Tuesday 13 August 2013

The new INS Vikrant is launched and Chinese newspapers get nervous

INS Vikrant has been launched, and India is able to claim being able to build Aircraft Carriers (power projection assets) in addition to nuclear-powered ballistic missile submarines (strategic nuclear assets). This is a step up for the Indian Navy. Of course, India has had carriers for a long time, just that it never built one on its own.

The Chinese newspapers were highly suspicious of JMSDF Izumo, the carrier-like helicopter destroyer that Japan just built. Izumo is pretty heavy for a helicopter destroyer, although the design seems unable to carry anything other than helicopters. Even if someone installed a ski-jump on Izumo, it's hard to say whether Izumo would be able to operate fully loaded harriers given the position of the forward elevator. It's large enough to operate STOVL aircraft, but its design really doesn't seem to be capable of doing that. It could operate something like the F-35B, but that would require the installation of heat-resistant tiles all over the deck. The F-35B's huge main engine dumps heat onto flight decks like there's no tomorrow, and even the USMC's V-22 Osprey tends to dump an excess of heat onto flight decks. Izumo, even for all her carrier-like features, is really a helicopter carrier and nothing further.
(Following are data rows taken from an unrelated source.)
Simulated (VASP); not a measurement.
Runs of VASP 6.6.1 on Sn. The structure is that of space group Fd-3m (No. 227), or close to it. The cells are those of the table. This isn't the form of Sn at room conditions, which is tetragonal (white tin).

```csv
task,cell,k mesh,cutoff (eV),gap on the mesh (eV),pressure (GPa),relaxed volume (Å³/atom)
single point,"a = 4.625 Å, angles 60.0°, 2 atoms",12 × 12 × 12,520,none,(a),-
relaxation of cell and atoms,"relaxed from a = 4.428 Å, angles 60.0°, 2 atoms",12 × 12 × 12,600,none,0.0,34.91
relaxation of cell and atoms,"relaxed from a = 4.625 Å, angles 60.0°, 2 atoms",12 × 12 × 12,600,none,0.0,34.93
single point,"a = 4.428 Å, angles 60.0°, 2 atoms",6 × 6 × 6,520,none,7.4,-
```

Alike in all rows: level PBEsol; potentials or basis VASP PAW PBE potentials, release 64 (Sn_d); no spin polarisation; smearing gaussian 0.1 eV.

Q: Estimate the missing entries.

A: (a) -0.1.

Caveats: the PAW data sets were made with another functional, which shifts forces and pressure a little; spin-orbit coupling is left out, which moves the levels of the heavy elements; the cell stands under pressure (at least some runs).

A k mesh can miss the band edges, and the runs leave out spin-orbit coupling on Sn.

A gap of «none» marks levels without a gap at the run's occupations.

Here's a fine image that shows the Izumo, the older Hyuga, and the size of the hangar areas. Izumo's aft elevator has been moved to the side, possibly due to hangar space considerations. Placing the elevators on the centerline necessarily restricts hangar space. A centerline elevator would make sense if the hangard were broad enough to move multiple aircraft to the elevator from different spots around the elevator - but that's not the case. The elevator just leaves a hole in the deck when it's down the way it is.

http://www.freewebs.com/jeffhead/worldwideaircraftcarriers/22DDH-0011.jpg

Vikrant is, plainly, a fully capable STOBAR carrier by design. It was meant to extract the maximum possible takeoff and landing run lengths by design, its elevators are both deck-edge (meaning that they don't leave huge holes in the deck when they're down and don't waste internal space), and it has a proper ski-ramp to catapult aircraft into the skies. It's a proper carrier, and much closer to China's Liaoning. Liaoning has an unquestionable advantage in terms of size - it's a larger, heavier, warship than Vikrant, and it won't be matched by the Indian Navy until INS Vishal comes in. Of course, the Vishal will be matched against far more potent rivals when it comes into existence - the Chinese have plans for their own indigenous nuclear-powered, catapult-equipped carriers, and are using Liaoning as the basis to learn as much as they can about carrier air operations before those carriers come in. They really know how to hit the deck running.

To throw in a different perspective, the entire carrier arms race that has begun here looks pretty for a military fan. But apart from the economic and industrial benefits of militarized Keynesianism, there's a certain pointlessness to all of this. India and China have nuclear warheads and missiles. Japan has been under the United States' nuclear umbrella since the Cold War. Apart from relief and emergency operations, it is quite hard to imagine how these new carriers will come to use in a conflict without nuclear weapons. The United States has put its carrier strike aircraft to good use in Iraq and Afghanistan, but there's no way any other country would get away with waging war so far from home even in the wake of the most monstrous terrorist attack imaginable. How much are all these countries really going to achieve in the end? What war are they waiting to use their carriers for, now that they have the ultimate shield against aggression (nuclear weaponry)?